By Ron Cowen
Photons left over from the birth of the universe appear to have helped generate the longest X ray-emitting jet ever found in a distant galaxy.
Discovered by NASA’s Chandra X-ray Observatory, the jet shoots at least 1 million light-years into space, about 10 times the diameter of the galaxy in which the jet originates.
The jet emanates from a quasar–a brilliant source of light believed to be powered by a supermassive black hole–at the galaxy’s core. Composed of charged particles, the jet broadcasts faint radio waves in addition to the brilliant X-ray emissions.

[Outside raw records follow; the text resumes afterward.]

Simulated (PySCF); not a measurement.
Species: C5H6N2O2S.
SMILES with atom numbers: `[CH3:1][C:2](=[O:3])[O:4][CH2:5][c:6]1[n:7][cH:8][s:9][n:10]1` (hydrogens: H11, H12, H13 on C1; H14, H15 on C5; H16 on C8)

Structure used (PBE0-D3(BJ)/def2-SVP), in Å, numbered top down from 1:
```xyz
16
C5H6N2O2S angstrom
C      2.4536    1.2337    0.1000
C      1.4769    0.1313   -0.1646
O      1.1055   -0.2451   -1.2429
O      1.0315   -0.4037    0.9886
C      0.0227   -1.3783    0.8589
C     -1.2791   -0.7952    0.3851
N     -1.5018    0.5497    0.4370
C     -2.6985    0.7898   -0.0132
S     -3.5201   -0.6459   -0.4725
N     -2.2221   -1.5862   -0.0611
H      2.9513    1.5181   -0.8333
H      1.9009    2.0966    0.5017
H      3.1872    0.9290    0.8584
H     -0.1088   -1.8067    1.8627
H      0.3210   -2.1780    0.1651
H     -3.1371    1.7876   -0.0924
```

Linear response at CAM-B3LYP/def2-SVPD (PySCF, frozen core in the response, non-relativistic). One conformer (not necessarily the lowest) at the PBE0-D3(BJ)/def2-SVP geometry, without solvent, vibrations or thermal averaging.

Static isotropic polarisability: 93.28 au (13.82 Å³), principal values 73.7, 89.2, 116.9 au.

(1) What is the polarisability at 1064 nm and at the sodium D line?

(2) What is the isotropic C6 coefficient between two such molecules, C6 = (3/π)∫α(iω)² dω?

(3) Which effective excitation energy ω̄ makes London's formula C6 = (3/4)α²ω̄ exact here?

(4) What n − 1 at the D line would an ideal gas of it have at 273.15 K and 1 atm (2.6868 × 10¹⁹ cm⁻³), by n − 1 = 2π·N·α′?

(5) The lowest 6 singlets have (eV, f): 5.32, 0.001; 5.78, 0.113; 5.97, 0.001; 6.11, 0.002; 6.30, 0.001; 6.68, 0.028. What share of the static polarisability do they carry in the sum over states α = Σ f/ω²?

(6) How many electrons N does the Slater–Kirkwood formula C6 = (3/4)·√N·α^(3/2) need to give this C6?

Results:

The jet’s great length makes it unlikely that the quasar could provide the energy for the X rays, notes Aneta Siemiginowska of the Harvard-Smithsonian Center for Astrophysics in Cambridge, Mass. The relative intensity of the X-ray and radio emissions, as well as differences in their distribution within the jet, also casts doubt on several other possible energy sources, she adds.
Instead, Siemiginowska and her colleagues say the X rays are most likely generated by collisions between charged particles in the jet and photons in the cosmic microwave background (CMB)–the radiation left over from the Big Bang, which permeates all of space. When photons in the CMB collide with electrons in the jet, the electrons get a boost in energy and emit
X rays, suggest Siemiginowska, Jill Bechtold of the University of Arizona in Tucson, and their colleagues in the May 10 Astrophysical Journal.
The quasar lies some 10 billion light-years from Earth. That means the X rays that Chandra now records left the distant galaxy when the expanding universe was relatively young and compact. In a denser universe, collisions between charged particles and the CMB were more likely than they are today.
Interactions with the CMB could account for the 20 or so X-ray jets so far spied by Chandra, says Richard Mushotzky of NASA’s Goddard Space Flight Center in Greenbelt, Md. Only three were known before Chandra’s launch in 1999.
In addition to suggesting a novel role for the CMB, which astronomers usually study to glean information about the earliest moments of the universe, data about the jet may provide new clues about the formation of quasars and the black holes that fuel them, says Siemiginowska. For instance, the jet’s length indicates that the quasar has been active for 1 million years.
Bechtold and Siemiginowska found the jet by accident while using Chandra to study the X-ray spectrum of the quasar, known as PKS 1127-145.
The spectrum is itself intriguing: It reveals that en route to Earth, light from the quasar passed through an intervening galaxy. Since specific atoms absorb specific X-ray wavelengths, the spectrum carries information about the galaxy’s composition. Moreover,
X rays provide a highly accurate probe of galactic chemistry because atoms absorb this penetrating radiation regardless of whether they are ionized, attached to dust, or incorporated into molecules, says Mushotzky.
Because the intervening galaxy lies so far away, the quasar light passed through it 4 billion years ago. The spectrum shows that the galaxy has only about 20 percent as much oxygen as our solar system has today. The researchers described their study in the Nov. 20, 2001 Astrophysical Journal.
The galaxy could be a dwarf, which is a galaxy type known to have a lower abundance of heavy elements than do larger galaxies like the Milky Way, notes Bechtold. On the other hand, the oxygen shortage could be an indication of how the chemical composition of galaxies evolves over time.